Medieval Funeral Directors, Hellmouths, and Churchyards

Cemeteries Funeral Industry News October 21, 2025
Hellmouths

Medieval Funeral Directors, Hellmouths, and Churchyards

Before cemeteries had gates and grave liners, the dead were protected from hell itself.

This was necessary because Medieval Europeans believed that hell’s many front doors were literally all over creation, apt to crack open and release the sounds of the gnashing of teeth and a fug of sulphurous smoke anywhere, without warning.

At the time, society was lurching along in the long dark era between the fall of Rome and the rise of anything resembling a secular order. The Catholic Church ran the show, especially when it came to death. Funerals were the Church’s domain.

Burials had to happen in sanctified ground, near an altar. All of the funeral directors of the age were clergy: they administered last rites, oversaw burial in consecrated ground, and performed the Requiem Mass to safeguard the soul’s passage. The authority of the rites and the priest performing them blocked demonic claims on the dead and closed spiritual loopholes.

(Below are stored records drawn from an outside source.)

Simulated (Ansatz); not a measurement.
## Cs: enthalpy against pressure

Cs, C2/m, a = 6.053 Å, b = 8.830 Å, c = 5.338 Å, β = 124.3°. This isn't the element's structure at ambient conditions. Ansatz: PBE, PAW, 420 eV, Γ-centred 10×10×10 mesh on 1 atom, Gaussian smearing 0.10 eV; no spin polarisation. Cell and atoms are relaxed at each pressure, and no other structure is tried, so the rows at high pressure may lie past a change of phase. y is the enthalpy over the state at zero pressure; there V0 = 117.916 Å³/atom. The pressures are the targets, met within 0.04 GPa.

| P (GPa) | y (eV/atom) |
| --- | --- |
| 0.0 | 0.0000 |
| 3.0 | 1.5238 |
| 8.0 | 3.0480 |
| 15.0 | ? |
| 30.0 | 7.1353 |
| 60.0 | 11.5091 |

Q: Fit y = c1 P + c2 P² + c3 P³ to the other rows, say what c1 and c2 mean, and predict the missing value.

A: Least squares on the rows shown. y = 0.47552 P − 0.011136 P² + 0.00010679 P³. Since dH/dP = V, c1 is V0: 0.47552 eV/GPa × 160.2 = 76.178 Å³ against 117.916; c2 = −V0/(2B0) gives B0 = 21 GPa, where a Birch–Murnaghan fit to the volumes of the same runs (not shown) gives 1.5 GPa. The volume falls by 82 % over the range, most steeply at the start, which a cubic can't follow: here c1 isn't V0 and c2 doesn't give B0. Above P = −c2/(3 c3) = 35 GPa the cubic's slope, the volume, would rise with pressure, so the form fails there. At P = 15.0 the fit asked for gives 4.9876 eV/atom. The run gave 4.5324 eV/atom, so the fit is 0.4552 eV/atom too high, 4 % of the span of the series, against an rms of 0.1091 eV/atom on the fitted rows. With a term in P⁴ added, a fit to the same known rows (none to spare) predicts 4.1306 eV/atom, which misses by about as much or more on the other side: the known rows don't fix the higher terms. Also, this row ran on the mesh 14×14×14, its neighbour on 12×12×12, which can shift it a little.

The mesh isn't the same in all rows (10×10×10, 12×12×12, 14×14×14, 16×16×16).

The rites were armor, and the churchyard, a boundary. Prayers and paid masses continued after burial for the weeks, months, or years to protect souls making their way through purgatory. Medieval death care workers managed logistics, held space for grief, and stewarded the transition between life and whatever came next, like same as today. If you were unlucky enough to be snatched by something crawling out of a Hellmouth, you were done for. Your soul belonged to the devil.

Today the legal system serves the purpose that was once the purview of the church. Instead of officiating clergy we have zoning laws, crematory permits, and full-time funeral directors with no religious prerequisites. But, you know, is this really the best idea?

Are we sure those Hellmouths aren’t still out there, creaking open every now and then to quietly spew disfigured angels of darkness with their rancid brimstone underworld stench high into the air, belching freely forth with unrestrained abandon to run amok with their creepy bat wings hanging out because all the gatekeepers are gone?

It would explain a lot.

What’s a Hellmouth, exactly?

These dreaded “Hellmouths” were, for the most part, primarily artistic representations. Everyone believed there was a Hellmouth under every churchyard as well as elsewhere, but the only ones to be seen were renderings.

They’re remarkably similar, these representations: monsters with gaping orifices for mouths, like a giant manhole with the cover removed. They were typically stuffed with the worldly bodies of the damned: like a bullfrog cramming its mouth with insects, only a gargoyle sort of thing instead of a frog, and instead of bugs human limbs and hair and grimaces poke out in all directions.

The images might sound more comical than terrifying now, but they were meant to be chilling reminders of Hell’s ever-present threat to the salvation of the Medieval soul. As art, they were everywhere at the time: in church carvings, in stained glass, in handwritten Bibles and literature of various forms, even on mappa mundi. Some breathed fire. Some gaped silently. But they all served the same purpose: to remind the living that the boundary between worlds was thin, and damnation had long, ugly teeth.

Maybe the funeral director’s job description doesn’t include a Requiem Mass anymore, but try to find a graveyard without a few angels (the non-horrifying kind). Someone still has to stand between the living and the void. Someone still has to know what to do with the body, what forms to file, what space to consecrate… if not in the spiritual sense, then at least in the zoning-compliant one.

And just in case, it’s probably for the best that someone’s still watching the ground.